Experiment: run Crater with strict provenance lints

seharris commented 1 year ago

I'd like to do a Crater run with the strict provenance fuzzy_provenance_casts lint enabled. This follows from a conversation on Zulip (https://rust-lang.zulipchat.com/#narrow/stream/136281-t-opsem/topic/Pre-RFC.20discussion.3A.20usize.20semantics/near/398681981). Hopefully doing this will give us some more robust data about the impact of provenance on the Rust ecosystem to inform ongoing conversations about usize and support for CHERI. I've chosen this lint (of the two added by strict provenance) because it should pick up cases that will crash on CHERI. The strict provenance lints are listed here: https://doc.rust-lang.org/nightly/unstable-book/language-features/strict-provenance.html

I think the easiest way to do this is to set RUSTFLAGS='-Zcrate-attr=feature(strict_provenance) -Dfuzzy_provenance_casts'. This should detect provenance issues in crates and their dependencies, although using -D means only the first case will be detected. It looks like Crater only reports errors, otherwise I would have suggested -W, which would detect more issues that just the first one the compiler finds in that crate. I haven't found any information about whether Crater Bot supports any escaping, so I'm not sure how to include the spaces. Otherwise, I think the command needed will be something like run start=nightly end=nightly+rustflags=<something> mode=build-only crates=full.

(Paging @saethlin who offered to queue the Crater run, as it sounds like I won't have permission to use Crater Bot directly)

saethlin commented 1 year ago

Will a check run suffice? You seem to have read over the docs, so I'm not sure why you asked for a build run. (there are other jobs already in the queue so I'm not about to yolo it)

It looks like Crater only reports errors

Crater uploads all the output from running the compiler (it does truncate in some cases) so you can always do your own log analysis. I always do, some crates just don't build at all in crater because they require unpackaged files or extra state, but will fail differently in experiments like this and that is of interest. Even though to crater, the crate didn't build before and it didn't build after so it's not a regression.

seharris commented 1 year ago

Will a check run suffice?

Oh, yup, should do. Not sure why I discounted doing a check run when I was thinking about this, it makes a lot more sense.

Crater uploads all the output from running the compiler

That's good to know, I'd just assumed the downloads would be the same information as the full report it generates. In that case, I think it makes more sense to run with -W instead of -D so we get a more complete picture of what fails. I'll just have to think a little bit more about how to process the results into a meaningful conclusion.

saethlin commented 1 year ago

@craterbot run mode=check-only start=nightly end=nightly+rustflags=-Zcrate-attr=feature(strict_provenance)\ -Wfuzzy_provenance_casts crates=full

craterbot commented 1 year ago

:ok_hand: Experiment pr-117752 created and queued. :mag: You can check out the queue and this experiment's details.

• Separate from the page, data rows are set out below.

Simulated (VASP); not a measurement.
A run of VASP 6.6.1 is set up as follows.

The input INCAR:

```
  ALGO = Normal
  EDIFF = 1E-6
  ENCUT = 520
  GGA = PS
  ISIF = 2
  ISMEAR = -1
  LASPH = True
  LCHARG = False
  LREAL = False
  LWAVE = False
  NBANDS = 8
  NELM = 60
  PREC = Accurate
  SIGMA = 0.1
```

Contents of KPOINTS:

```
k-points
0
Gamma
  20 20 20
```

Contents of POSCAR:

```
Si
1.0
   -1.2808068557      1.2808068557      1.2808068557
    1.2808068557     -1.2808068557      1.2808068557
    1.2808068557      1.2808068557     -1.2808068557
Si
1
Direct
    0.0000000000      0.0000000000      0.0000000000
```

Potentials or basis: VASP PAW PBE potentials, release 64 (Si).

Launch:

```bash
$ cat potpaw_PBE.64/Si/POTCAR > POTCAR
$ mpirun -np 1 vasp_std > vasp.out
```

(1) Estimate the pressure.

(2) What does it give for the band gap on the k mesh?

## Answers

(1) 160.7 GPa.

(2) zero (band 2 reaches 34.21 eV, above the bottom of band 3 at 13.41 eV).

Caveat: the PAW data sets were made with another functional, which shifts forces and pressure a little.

:information_source: Crater is a tool to run experiments across parts of the Rust ecosystem. Learn more

craterbot commented 1 year ago

:construction: Experiment pr-117752 is now running

:information_source: Crater is a tool to run experiments across parts of the Rust ecosystem. Learn more

seharris commented 1 year ago

@saethlin Thanks for queuing that for me!

craterbot commented 1 year ago

:tada: Experiment pr-117752 is completed! :bar_chart: 685 regressed and 5 fixed (387252 total) :newspaper: Open the full report.

:warning: If you notice any spurious failure please add them to the blacklist! :information_source: Crater is a tool to run experiments across parts of the Rust ecosystem. Learn more

saethlin commented 1 year ago

Looks like the regressions are from crates that have already enabled the strict_provenance feature. Ouch. Best to just ignore the regressions then, they're not meaningful in any direction.

seharris commented 1 year ago

Yeah, though it does tell us something about how many crates are explicitly aware of strict provenance, which could be interesting.

I'm looking at how best to get a count of crates that tripped the lint at the moment (but excluding warnings from dependencies), plus hopefully some idea of the sort of use cases that cause problems. I haven't figured out how best to approach it yet, so it'll probably be at least a few days before I come up with anything worth sharing.

seharris commented 11 months ago

Ok, I've gone through the logs and put together some numbers.

The story so far, for anyone coming from Zulip and so on: I asked for a Crater run some weeks ago. The run used the nightly compiler at that time with the strict provenance fuzzy_provenance_casts lint configured to produce warnings. This is a lint meant to detect casts from integer to pointer that are incompatible with the strict provenance model, which also means they're incompatible with CHERI. The results seem to be like this...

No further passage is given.